Running a product without a metrics dashboard is like getting in a car without being able to see where you’re going. There are many online tools that can help with your metrics dashboard. Metrics should generate useful data and be directly related to the ultimate traction, rather than incentivizing employees to create less traction just to meet the metric.
[19:26] How can the Lean Canvas help us collaborate?
The Lean Canvas allows you to clearly and concisely communicate your idea to others so you can get buy-in. It helps you deconstruct an idea, share it with others, and look at it from different perspectives. To use the Lean Canvas with teams, have each person create their own version of the Canvas. Then come back together and share ideas.
[22:43] What’s an example of tackling the riskiest assumptions first?
If you’re opening a restaurant, the riskiest assumption is that people will buy your food. First, just test that one assumption, perhaps by opening a food truck and experimenting with different menus, locations, and prices. Build something to test your riskiest assumption and start quickly experimenting. Don’t get distracted by the final solution.
[25:44] What are your favorite tools for finding out the desired outcomes of customers?
I like interviews. We have a scripted interview method that’s very directed; we talk about specifics but don’t ask customers about their problems. Interviews can help uncover desired outcomes and any inertia preventing those outcomes. We target people who are trying to get a job done. The goal is to understand the existing state of solutions. My book Running Lean includes an interview script that you can use as a guide.
[29:35] What is the process for an evidence-based approach?

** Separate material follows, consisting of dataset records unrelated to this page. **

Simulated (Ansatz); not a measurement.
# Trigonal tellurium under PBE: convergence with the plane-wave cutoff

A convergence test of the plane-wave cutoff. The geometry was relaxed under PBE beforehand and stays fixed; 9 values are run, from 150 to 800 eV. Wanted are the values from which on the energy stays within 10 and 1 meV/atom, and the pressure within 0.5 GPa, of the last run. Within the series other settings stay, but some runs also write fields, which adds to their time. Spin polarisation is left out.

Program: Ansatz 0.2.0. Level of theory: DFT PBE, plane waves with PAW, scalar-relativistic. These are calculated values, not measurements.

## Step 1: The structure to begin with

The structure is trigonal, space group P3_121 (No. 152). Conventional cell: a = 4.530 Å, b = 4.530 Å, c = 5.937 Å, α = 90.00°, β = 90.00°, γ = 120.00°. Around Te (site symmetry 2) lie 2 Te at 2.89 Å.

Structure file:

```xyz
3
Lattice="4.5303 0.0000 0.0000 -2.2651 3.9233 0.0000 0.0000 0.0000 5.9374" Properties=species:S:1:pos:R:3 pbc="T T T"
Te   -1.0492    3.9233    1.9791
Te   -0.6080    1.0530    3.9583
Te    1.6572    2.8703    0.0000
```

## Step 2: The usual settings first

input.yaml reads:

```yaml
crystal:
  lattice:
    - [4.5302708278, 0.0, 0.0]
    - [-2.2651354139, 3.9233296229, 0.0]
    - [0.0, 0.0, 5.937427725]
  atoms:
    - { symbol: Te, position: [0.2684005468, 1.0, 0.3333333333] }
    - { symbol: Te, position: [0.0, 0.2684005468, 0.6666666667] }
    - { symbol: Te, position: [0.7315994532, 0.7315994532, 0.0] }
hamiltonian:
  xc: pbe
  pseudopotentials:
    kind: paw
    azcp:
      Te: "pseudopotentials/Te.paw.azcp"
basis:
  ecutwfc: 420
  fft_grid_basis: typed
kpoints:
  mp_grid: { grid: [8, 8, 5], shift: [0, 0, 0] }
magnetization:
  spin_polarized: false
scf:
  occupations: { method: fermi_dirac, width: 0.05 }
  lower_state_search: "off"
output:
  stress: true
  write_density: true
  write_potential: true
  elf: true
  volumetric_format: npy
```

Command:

Throwing out a bunch of solutions without understanding the problem is not effective. When a solution doesn’t stick, customers don’t tell you why; they disappear because you’ve given them something they don’t want. You can keep changing your product little-by-little, but this just creates a build-trap. Instead, before building, make sure there’s enough evidence of a customer pull. Then, design an experiment. Show a demo to a few customers and get their feedback.
[32:58] What is an example of a traction metric?
Figure out what the value-creating behavior is and how you can make that usage metric go up. For a photo-sharing app, we measured how many first-time parents were using it to share pictures of their babies. Airbnb tracks transactions of nights booked.
[39:20] Bonus Question: How can product VPs help their organizations avoid obstacles to continuous innovation and gain traction?
Like any shift, the shift to continuous innovation is rocky. There may be tension in the company and unlearning of skills. You must rigorously test because continuous innovation is evidence-driven. You have to get outside the building and talk to customers. Everyone may seem on-board, but old habits kick in. To create transformation, you must find cross-functional teams within the company that already have above-average motivation for continuous innovation. Choose a project that will draw attention to undeniable results, such as bringing in a new revenue stream or entering a new market. Actions are louder than words, and results are louder than actions. People will notice results, and that can trigger the adoption of continuous innovation.